I am trying to work through the paper "Repairing Neural Networks by Leaving the Right Past Behind" (arxiv). And really struggle working through the mathematics. The paper states that the key idea is that they can express:
$$ p(\mathcal{D}\setminus\mathcal{C} | \theta) = p(\mathcal{D}|\theta) / p(\mathcal{C}|\theta), \quad\forall\mathcal{C} \subset \mathcal{D} $$
This is possible due to the "i.i.d. modelling assumption".
I tried to understand this formulation with my (limited) intuition, reformulations and even by placing sets and calculating the conditional probabilities by hand and neither matches the above formulation.
Under what condition is the above formulation correct and what is the intuition behind it?
The symbols, $\cal D, C$, represent sets of data taken from independent and identically distributed sampling (from some distribution with parameter $\theta$).
Therefore, the data in $\cal D\smallsetminus C$ is conditionally independent from the data in $\cal D\cap C$ for given $\theta$, since these parts of $\cal D$ are disjoint.
Further, the text is specifying that $\cal \forall C\subset D$ , which means that: $\cal C = D\cap C$.
And so we have this:
$$\begin{align}p(\mathcal D\mid\theta) &=p(\mathcal{(D\smallsetminus C)\cup(D\cap C)}\mid\theta)&&\text{by definition of the union}\\ &=p(\mathcal{D\smallsetminus C}\mid\theta)\cdot p(\mathcal{D\cap C}\mid\theta)&&\text{by independence} \textit{ of the data} \text{ given } \theta\\ &=p(\mathcal{D\smallsetminus C}\mid\theta)\cdot p(\mathcal C\mid\theta)&&\text{when }\mathcal{C\subset D}\\[2ex]\therefore\quad p(\mathcal{D\smallsetminus C}\mid\theta) &= p(\mathcal D\mid\theta) / p(\mathcal C\mid\theta)&&\forall \mathcal{C\subset D}\end{align}$$
That is all.
$p(\mathcal E\mid\theta)$ is the probability for obtaining data points in the $\lvert\mathcal E\rvert$ trials given identical parameter $\theta$.
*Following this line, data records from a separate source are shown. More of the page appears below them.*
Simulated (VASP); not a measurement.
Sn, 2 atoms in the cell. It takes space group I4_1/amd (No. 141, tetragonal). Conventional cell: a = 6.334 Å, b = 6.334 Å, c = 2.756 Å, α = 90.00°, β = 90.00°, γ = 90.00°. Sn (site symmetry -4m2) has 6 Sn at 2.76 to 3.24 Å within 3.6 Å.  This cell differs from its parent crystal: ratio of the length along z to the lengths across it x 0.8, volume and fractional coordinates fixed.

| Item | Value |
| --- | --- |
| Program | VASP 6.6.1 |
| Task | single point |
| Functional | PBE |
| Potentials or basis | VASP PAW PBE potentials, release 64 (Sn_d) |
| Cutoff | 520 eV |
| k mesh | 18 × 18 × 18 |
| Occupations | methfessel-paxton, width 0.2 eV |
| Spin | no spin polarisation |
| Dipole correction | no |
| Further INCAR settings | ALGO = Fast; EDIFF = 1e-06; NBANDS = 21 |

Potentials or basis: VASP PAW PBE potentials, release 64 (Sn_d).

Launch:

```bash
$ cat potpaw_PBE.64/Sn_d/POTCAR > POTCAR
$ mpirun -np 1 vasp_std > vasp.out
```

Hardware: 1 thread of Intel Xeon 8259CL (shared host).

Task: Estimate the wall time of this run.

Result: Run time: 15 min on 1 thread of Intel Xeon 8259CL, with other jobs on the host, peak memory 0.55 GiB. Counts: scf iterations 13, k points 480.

To clarify: the sets are not events, the data points are, and the sets are a conjunction of events from separate trials; so a union of sets of data is the conjunction of those events.
Thus for independent sets of data, $\mathcal E$ and $\mathcal F$, we will have $p(\mathcal{E\cup F}\mid\theta)=p(\mathcal E\mid\theta)\cdot p(\mathcal F\mid\theta)$ .